0

The company I work for has an event coming up in the near future that we believe will generate traffic around 3-4x anything we have dealt with in the past and I am unsure of the best way to deal with such a huge and sudden increase. Several months ago we had an event that generated about 15,000 sessions for the day and our systems essentially buckled, it took our customer service team two weeks to sort out the mess from all of the orders that had been dropped or improperly completed.

We have increased our hardware specs significantly since then but I would be impressed if we could handle 25,000 sessions without any issues. We've already maxed out our SQL server for our cloud computing host and we plan to spin up an overkill amount of web servers. So given that we are expecting 45,000-60,000 I am wondering if I should start planning for the worst.

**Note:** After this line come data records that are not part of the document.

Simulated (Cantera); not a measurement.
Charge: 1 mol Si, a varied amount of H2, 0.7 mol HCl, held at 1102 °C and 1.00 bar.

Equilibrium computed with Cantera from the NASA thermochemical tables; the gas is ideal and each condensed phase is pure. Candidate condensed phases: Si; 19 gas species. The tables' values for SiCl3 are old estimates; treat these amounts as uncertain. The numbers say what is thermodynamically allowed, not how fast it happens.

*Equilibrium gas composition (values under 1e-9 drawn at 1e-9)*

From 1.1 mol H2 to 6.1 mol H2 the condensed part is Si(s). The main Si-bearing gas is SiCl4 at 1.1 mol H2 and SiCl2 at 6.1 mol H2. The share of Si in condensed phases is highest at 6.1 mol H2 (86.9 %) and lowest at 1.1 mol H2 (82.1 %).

My thinking is that I want to limit the number of connections allowed to a lower number that I know we can handle and then ramp it up from there until I start to see cracks and then hold it steady. I thought about doing this through our load balancer but it seems that it doesn't support it which means I will have to configure it on the individual servers.

TLDR:

Here are the essential questions

  1. Is limiting traffic to prevent a meltdown even a valid idea? Would any good admin do this?
  2. Can a load balancer limit connections to each server? If not is the best way to do this by limiting it on each web server?
  3. If I limit each web server to 200 connections, what happens when the load balancer tries to send the 201st connection? Does it get dropped, or redirected to another server with less connections?
  • 2
    Questions 2 and 3 are predicated on the answer to question 1. Is this traffic related to a product launch of some type? If so, are you expecting customers to access the website during this product launch in order to purchase the product? If so, then limiting traffic to the web servers seems like a good way to alienate your potential customers and drive them somewhere else, which is to say that this doesn't sound like a very good idea to me. – joeqwerty Sep 29 '17 at 22:35
  • Consumers (myself included) are impatient, finicky, and fickle. If your website doesn't load in about 1.5 seconds I'm already navigating away from it in search of another source for what I'm looking for. Artificially and intentionally limiting traffic to your site, thereby impacting your site load times, seems like a very good way to drive your potential customers into the arms and to the websites of your competitors. – joeqwerty Sep 29 '17 at 22:38
  • I agree with you, this isn't something I want to do. It just seems to me I can provide a good user experience for 1/3 of them or I can let them all on and they can get timeout errors for two hours. I guess it boils down to we CANNOT support as many people as are going to try to connect, so all we are left with a less than ideal options, if I could support all of them I would, trust me. – Colton Williams Sep 29 '17 at 22:47
  • I seen from big enterprise the too busy error from time to time, if there is too much visitor at the same time, but that mean you need to know your limit to not set a guessed's one – yagmoth555 Sep 29 '17 at 23:47
  • I am really naive, but isn't this what Amazon is for? Scaling anything you can in an instant? That is offload anything you can to AWS to limit your server load, or as mentioned max out what you can on a CDN. Also, is setting up some temporary dedicated hosted servers an option to add to your balancing pool? This would increase bandwidth as well if you could balance to outside of your network resources. Or a combination of... Again, sorry if I am being to naive! – Damon Sep 30 '17 at 05:16
  • @Damon our SQL server is the bottle neck and we are on a rack mounted server so unless we want to go with sharding (which I have 0 experience with) we only have the one server to work with. We will be spinning up probably a dozen or so extra IIS servers though. – Colton Williams Oct 01 '17 at 18:38

1 Answers1

2

First, I'd find out exactly what your server limits are so you have hard figures to work with. Apache makes a benchmarking tool for stress testing (of course I'm assuming you're using Apache, but other web servers have similar utilities) https://httpd.apache.org/docs/2.4/programs/ab.html

To help your systems overall, I would recommend making as much use of a CDN as you can. This can greatly reduce the total number of connections by offloading repeat requests for static elements to other servers.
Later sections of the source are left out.